Also see Type-system unification (type and System.Type)

[7] These field names are implementation details, and could change.

__clrtype__

這段看不懂

It is sometimes required to have control over the .NET type generated for the Python class. This is because some .NET APIs expect the user to define a .NET type with certain attributes and members. For example, to define a pinvoke method, the user is required to define a .NET type with a .NET method marked withDllImportAttribute , and where the signature of the .NET method exactly describes the target platform method.

Starting with IronPython 2.6, IronPython supports a low-level hook which allows customization of the .NET type corresponding to a Python class. If the metaclass of a Python class has an attribute called __clrtype__, the attribute is called to generate a .NET type. This allows the user to control the the details of the generated .NET type. However, this is a low-level hook, and the user is expected to build on top of it.

The ClrType sample available in the IronPython website shows how to build on top of the __clrtype__ hook.

 

Accessing Python code from other .NET code

推測:這段大概是說ironPython中的代碼主要是由ipy動態解釋的,但是如果要從.net中運行ironpython代碼有別的方式

Statically-typed languages like C# and VB.Net can be compiled into an assembly that can then be used by other .NET code. However, IronPython code is executed dynamically using ipy.exe. If you want to run Python code from other .NET code, there are a number of ways of doing it.

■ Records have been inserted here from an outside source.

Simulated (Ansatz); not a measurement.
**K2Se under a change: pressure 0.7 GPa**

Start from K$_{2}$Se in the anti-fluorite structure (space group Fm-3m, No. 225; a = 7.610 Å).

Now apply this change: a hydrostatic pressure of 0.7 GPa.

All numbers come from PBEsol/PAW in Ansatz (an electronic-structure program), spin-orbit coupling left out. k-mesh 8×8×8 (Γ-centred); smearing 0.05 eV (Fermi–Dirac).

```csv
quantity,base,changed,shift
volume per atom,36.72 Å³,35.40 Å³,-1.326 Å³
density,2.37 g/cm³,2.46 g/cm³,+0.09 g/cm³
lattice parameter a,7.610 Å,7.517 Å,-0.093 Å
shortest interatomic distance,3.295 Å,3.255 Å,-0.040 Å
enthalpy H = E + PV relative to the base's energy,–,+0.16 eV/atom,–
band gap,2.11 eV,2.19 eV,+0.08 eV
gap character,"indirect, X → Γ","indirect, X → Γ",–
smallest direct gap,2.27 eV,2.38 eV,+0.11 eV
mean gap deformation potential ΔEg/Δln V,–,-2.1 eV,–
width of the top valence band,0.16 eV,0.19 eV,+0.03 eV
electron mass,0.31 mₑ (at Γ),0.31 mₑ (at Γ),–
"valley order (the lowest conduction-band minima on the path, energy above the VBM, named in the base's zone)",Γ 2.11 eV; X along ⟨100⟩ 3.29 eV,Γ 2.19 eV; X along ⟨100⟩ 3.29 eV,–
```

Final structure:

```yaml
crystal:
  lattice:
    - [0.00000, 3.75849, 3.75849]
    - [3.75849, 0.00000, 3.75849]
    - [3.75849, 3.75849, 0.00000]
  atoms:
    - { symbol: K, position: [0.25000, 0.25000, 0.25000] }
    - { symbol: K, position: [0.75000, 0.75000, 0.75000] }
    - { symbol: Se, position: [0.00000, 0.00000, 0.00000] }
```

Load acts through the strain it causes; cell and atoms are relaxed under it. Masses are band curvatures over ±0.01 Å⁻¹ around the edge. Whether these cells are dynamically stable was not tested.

Using the DLR Hosting APIs

推測:大概是說.net可以使用DLR Hosting Api來執行ironPython代碼

The DLR Hosting APIs allow a .NET application to embed DLR languages like IronPython and IronRuby, load and execute Python and Ruby code, and access objects created by the Python or Ruby code.

 

Compiling Python code into an assembly

看不懂

The pyc sample can be used to compile IronPython code into an assembly. The sample builds on top of clr-CompileModules. The assembly can then be loaded and executed using Python-ImportModule. However, note that the MSIL in the assembly is not CLS-compliant and cannot be directly accessed from other .NET languages.

dynamic

推測:因為有在.Net裡用過IronPython,這段可以這樣理解,就說在.Net裡執行IronPython代碼,假如返回值是一個ironpython對象,或者你要從.Net訪問一個ironPython對象,那你要用一個dynamic類型的變量來接收

Starting with .NET 4.0, C# and VB.Net support access to IronPython objects using the dynamic keyword. This enables cleaner access to IronPython objects. Note that you need to use the hosting-apis to load IronPython code and get the root object out of it.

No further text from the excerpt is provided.